Ethan -- I think your reading of 1021 and 1022 is misplaced. The authority of the Bureau is essentially limited to making regulations that enforce federal financial laws; it lacks the power to make new laws. So, unless the regulation serves to enforce a specific substantive power created in Dodd-Frank or already existing under another federal law (such as TILA), the Bureau is without authority to regulate. (It really is easy to confuse what the "framers" originally intended with what Congress ultimately passed!) I agree with you that 1031(c) is broad, but it's not as broad as 1031(d). Both of these sections have "reasonableness" standards that are an invitation to lenders to beef up their disclosures in order to avoid precisely the kinds of curtailments you propose.

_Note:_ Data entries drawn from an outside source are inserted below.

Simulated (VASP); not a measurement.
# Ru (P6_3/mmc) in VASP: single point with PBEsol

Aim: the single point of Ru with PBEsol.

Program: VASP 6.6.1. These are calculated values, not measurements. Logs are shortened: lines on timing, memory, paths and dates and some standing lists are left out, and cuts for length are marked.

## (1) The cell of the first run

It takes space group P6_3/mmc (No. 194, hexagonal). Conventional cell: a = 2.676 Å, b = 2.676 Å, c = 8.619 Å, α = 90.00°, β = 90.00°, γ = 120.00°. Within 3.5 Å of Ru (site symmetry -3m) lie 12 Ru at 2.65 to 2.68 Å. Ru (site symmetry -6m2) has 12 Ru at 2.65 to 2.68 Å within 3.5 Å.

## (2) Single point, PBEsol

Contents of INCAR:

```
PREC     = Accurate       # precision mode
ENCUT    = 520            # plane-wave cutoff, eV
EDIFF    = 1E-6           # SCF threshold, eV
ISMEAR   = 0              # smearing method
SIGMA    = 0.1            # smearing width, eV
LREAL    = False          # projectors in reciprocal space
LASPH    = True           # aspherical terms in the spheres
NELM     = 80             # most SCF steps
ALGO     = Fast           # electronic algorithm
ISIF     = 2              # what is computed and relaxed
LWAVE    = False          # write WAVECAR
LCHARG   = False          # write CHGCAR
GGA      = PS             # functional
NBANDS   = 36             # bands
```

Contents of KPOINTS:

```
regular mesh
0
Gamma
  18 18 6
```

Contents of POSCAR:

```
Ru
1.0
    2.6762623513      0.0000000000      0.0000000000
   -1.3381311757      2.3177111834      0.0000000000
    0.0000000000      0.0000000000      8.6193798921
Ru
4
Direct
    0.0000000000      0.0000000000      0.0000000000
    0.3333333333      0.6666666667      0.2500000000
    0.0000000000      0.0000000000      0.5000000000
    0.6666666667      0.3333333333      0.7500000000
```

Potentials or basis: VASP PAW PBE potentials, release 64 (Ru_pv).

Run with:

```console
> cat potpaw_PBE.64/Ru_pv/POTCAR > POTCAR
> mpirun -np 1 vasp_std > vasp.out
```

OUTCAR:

Ethan -- I think you need to go back and take another look at the BCFP's powers under Title X. It is entirely true, as you suggest, that the original "idea" for the Bureau was similar to that of the NHTSA or CPSC, with ability to ban "unsafe" products, or to regulate the precise form of products. However, as the legislation emerged from the congressional compromise process, the powers of the Bureau were sharply curtailed and are essentially limited to determining that a particular product is unfair, deceptive or absusive. The Bureau does not have the power to impose capital requirements or meaningfully affect pricing. Even the "abusive" standard allows a lender to take "reasonable" advantage of a consumer's imperfect understanding. It's worth actually reading the statute, or as computer geeks say, RTFM. HM
The rate on accounts not assessed interest is the stated (contract rate) APR. Reg Z requires the disclosure of this rate even if no finance charge is assessed due to the application of a grace period, or because the finance charge only applies to balances in excess of the account balance.
Where are the damages? I see the outrage, but where's the evidence that: (a) any beneficiary failed to receive a full benefit to which he or she was entitled, or (b) lost any money on a non-insured account, or (c) received a rate of return on such an account less than that provided by banks and money-market funds on comparable funds?